As the magnitude of the financial crisis has increased following Congress' passage of the $700 billion bailout plan, the feds have shifted their strategy.
On Wednesday, Treasury Secretary Henry Paulson said the government would use the bailout funds to flush capital into the banks — not to buy up bad mortgage assets through the Troubled Asset Relief Program, or TARP, as originally declared.
The reason for the shift, Paulson told NPR's Robert Siegel, was that it was a "more powerful and quicker way to deal with the problem."
"Seven hundred billion [dollars] wouldn't go far enough in my judgment," Paulson said. "So you get much more leverage by putting capital into the banks. What we were looking to do was to stabilize the system and encourage banks to lend more. And the quickest and most powerful way to do that was with capital."
If the banks have capital, Paulson said, it's "easier for them to write down the value of the securities and to sell them."
The government has been criticized because AIG, Freddie Mac and Fannie Mae all had more debt than the government knew when it took over the institutions. But Paulson defended the Treasury's actions.
"When AIG was on the brink of failing, we didn't have the TARP," Paulson said. "The feds stepped in to save the system and save the American people and make a bridge loan. And if we had had the TARP, we would have put preferred stock in to stabilize that situation along with the feds. This puts the government in a stronger position and gives it more time to sell the assets."

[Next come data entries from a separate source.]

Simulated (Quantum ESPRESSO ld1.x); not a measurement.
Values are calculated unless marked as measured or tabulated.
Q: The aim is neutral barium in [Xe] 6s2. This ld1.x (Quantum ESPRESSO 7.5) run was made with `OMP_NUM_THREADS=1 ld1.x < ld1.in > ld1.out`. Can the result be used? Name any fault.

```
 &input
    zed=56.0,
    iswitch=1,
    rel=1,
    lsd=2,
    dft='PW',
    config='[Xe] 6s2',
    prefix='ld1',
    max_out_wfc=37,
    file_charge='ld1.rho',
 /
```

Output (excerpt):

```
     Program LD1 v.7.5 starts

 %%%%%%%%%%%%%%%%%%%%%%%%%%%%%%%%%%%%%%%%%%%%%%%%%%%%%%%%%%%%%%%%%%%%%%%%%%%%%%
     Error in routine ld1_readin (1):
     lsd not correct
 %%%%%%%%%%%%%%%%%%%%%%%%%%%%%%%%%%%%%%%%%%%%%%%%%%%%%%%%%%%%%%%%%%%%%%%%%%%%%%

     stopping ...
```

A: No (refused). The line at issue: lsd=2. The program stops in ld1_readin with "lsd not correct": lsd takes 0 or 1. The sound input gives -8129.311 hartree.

Paulson also called the situation that both Fannie Mae and Freddie Mac were in "a disaster waiting to happen."
"We got in, we saw that they didn't have enough capital and it wasn't a high-quality capital," he said. "We moved quickly to stabilize that situation — I think we successfully stabilized it. I would say earnings announcements reflect what we're seeing, reflect what we saw when we were there. They are performing quite consistent with expectations. And they're stabilized."
Paulson also reiterated that the feds are considering investing in a "relatively small" liquidity program for a host of credit products, but he says they have not made a decision yet.
The idea is that the government's injection of funds would keep consumer credit — that is, money that is separate from the banking system — from collapsing. The program would be aimed at a range of products, such as auto, credit card and student loan securitizations.
"In our country, 40 percent of this financing takes place away from the banks," Paulson said. "That's another form of direct lending. This is about keeping lending going, keeping the economy going. Or conversely, if that market collapses, it will end up to some extent on the banks' balance sheets, and that will restrain other lending."
In regard to automakers and companies such as General Motors that have asked the federal government for money under the bailout plan, Paulson said the industry is "very important." He added that legislation has already passed in Congress to set aside $25 billion for the auto industry, and the Federal Reserve is asking Congress to amend the bill.
"No one thinks that a bankruptcy of any auto manufacturer is something that we'd like to see happen at this time," Paulson said.
But Paulson says the most important action for the feds is to "get lending going again."
Paulson says he believes the banking system, including the major institutions, has been stabilized, but economic recovery has a long way to go.
"It took a long time to build up these excesses. It's going to take a good while to work through this period," Paulson says. "And the first focus should be on recovery and repair."